Gillette News Record via AP, Tim Goessman
Jerry Green is the owner of The Clock Doc clock repair at the American Audio store in the Powder Basin Shopping Center in Gillette, Wyo.

GILLETTE, Wyo. — When most people need to know the time, they look at their phones, their computers or the dashboards of their cars.

Fewer and fewer seek that information from the old mahogany clock on the mantle, hearing the grandfather clock bong out the hour or even the warble of the cuckoo clock on the wall.

At least in one small haven in Gillette there is still an appreciation for old fashioned clocks, whether they're for decoration, collection or, as always, function.

And when a clock stops ticking, there is only one repair shop in Gillette, tucked within the American Audio store in the Powder Basin Shopping Center: The Clock Doc.

Even with the steadily decreasing demand of owning a clock that's as much a piece of furniture as it is a timepiece, owner Jerry Green said there are still lots of people needing clock repairs.
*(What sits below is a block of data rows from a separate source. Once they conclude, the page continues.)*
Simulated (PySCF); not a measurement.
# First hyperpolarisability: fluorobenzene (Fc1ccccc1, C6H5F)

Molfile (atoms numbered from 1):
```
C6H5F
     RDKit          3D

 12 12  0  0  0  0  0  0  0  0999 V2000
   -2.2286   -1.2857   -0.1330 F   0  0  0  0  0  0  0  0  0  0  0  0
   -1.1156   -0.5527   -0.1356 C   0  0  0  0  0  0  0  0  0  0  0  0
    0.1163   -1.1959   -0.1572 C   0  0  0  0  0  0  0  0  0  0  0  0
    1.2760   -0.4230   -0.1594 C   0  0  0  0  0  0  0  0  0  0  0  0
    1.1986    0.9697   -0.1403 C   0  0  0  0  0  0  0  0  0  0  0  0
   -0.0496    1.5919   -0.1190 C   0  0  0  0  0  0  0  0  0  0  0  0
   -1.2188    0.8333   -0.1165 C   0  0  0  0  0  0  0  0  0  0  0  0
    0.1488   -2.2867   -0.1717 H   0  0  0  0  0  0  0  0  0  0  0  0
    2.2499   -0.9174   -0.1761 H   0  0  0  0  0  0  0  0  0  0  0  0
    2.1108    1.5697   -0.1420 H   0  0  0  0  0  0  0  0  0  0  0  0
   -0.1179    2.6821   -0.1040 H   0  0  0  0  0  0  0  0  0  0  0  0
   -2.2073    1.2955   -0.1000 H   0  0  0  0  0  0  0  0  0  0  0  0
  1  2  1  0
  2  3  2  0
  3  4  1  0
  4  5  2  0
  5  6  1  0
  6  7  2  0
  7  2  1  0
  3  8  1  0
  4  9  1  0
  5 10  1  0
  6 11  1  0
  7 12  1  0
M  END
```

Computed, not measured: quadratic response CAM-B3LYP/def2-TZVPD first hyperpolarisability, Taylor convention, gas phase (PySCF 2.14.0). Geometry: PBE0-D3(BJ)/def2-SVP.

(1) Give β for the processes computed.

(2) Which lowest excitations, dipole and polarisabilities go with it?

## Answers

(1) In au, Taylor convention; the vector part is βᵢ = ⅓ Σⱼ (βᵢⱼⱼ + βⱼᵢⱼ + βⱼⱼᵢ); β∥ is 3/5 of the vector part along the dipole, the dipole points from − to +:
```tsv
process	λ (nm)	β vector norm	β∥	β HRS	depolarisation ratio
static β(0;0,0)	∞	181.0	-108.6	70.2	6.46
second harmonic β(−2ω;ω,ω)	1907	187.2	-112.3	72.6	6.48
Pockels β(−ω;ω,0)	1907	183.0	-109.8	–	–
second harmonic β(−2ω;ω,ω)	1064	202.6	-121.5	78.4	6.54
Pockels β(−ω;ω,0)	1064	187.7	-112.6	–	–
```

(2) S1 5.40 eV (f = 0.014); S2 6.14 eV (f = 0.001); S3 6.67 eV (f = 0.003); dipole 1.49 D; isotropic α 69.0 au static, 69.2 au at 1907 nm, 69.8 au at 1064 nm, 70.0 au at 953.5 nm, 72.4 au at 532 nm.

"There is an unbelievable amount of history about clocks," Green said. "Some people collect them, buy them and fix them up. Back in the '80s, there was a rush for them, but that's come and gone."

The old history is displayed right next to the brand new technological items in the store, including the latest speakers, headphones and other sound systems. Some of those sound systems have internal digital clocks wired right inside them — another example of technological advances threatening tradition.

But clocks are still all around the community for one purpose or another.

"They're heirlooms much of the time," Green said. "If it was your great-grandmother's clock, it would mean something to you."

The chance of finding a clock repair shop is becoming increasingly more rare. Even the Clock Doc only exists as part of American Audio.

But customers still come in from as far away as Sheridan to keep their timepieces ticking.

Roger Smith, a frequent customer of Green's, has at least one clock in every room of his home, addicted to the rhythmic sound of the pendulum oscillating from side to side.

"I've always been attracted to them, especially the older clocks," Smith said. "I think they're neat and I like the sound of them."

Green started learning about clocks in the early 1980s. He learned how clocks work and how to repair them by reading books and simply through trial and error.

At one time, Green's home housed nearly 100 clocks, some for function, others simply for decoration, but he ended up selling many of them.

Now with the only clock repair shop in Gillette or even northeast Wyoming, he found that people still own and care about clocks. He said he will usually fix between 20 and 25 clocks a month.

"At times, my store is full of clocks," Green said.

Some of the clocks in his shop include an anniversary one that Green found on the Internet that he decided he would buy and fix. Fancy ones of the type could cost up to $3,000, but Green sells it for just more than $120.

Another is an original Coca-Cola clock made by the company in the 1950s, and still another is an old cuckoo clock that was kept in a basement for many years. The bird had been torn off the top and paint had chipped, so the original white color could be seen in many places.

Green bought it, put the bird back on top, repainted it, oiled it and greased the springs.

The closest clock repair shop outside of Green's business is in Rapid City, South Dakota, and he said the price and time limitations of having a clock repaired there can be prohibitive.

Green said he charges between $100 to $200 to fix a normal clock and about $360 to fix a grandfather clock, while a typical price would be more than $1,000 elsewhere.

Dwindling supply, but same appreciation

Green provides a service that is quickly becoming extinct. But some, like Smith, maintain that his services are necessary and much appreciated.

"I think few people could have fixed the clocks I have," Smith said. "He does a really good job at it."

The Clock Shop also does pickup and drop-offs, and Green said it normally takes about three days to fix a clock, depending on what needs repair.

"It started out as a hobby back then," Green said. "But in this economy, we're all doing everything we can for extra income. Now this is a hobby that makes money."

In this time of technological advancements, where satellites project time onto phones and automatically update things like daylight saving time and time zone, a return to the increasingly endangered species of old-fashioned clocks can be quite welcome to many people.

Green and Smith believe that clocks tell stories in that constant, rhythmic and comforting monotone: tick-tock, tick-tock.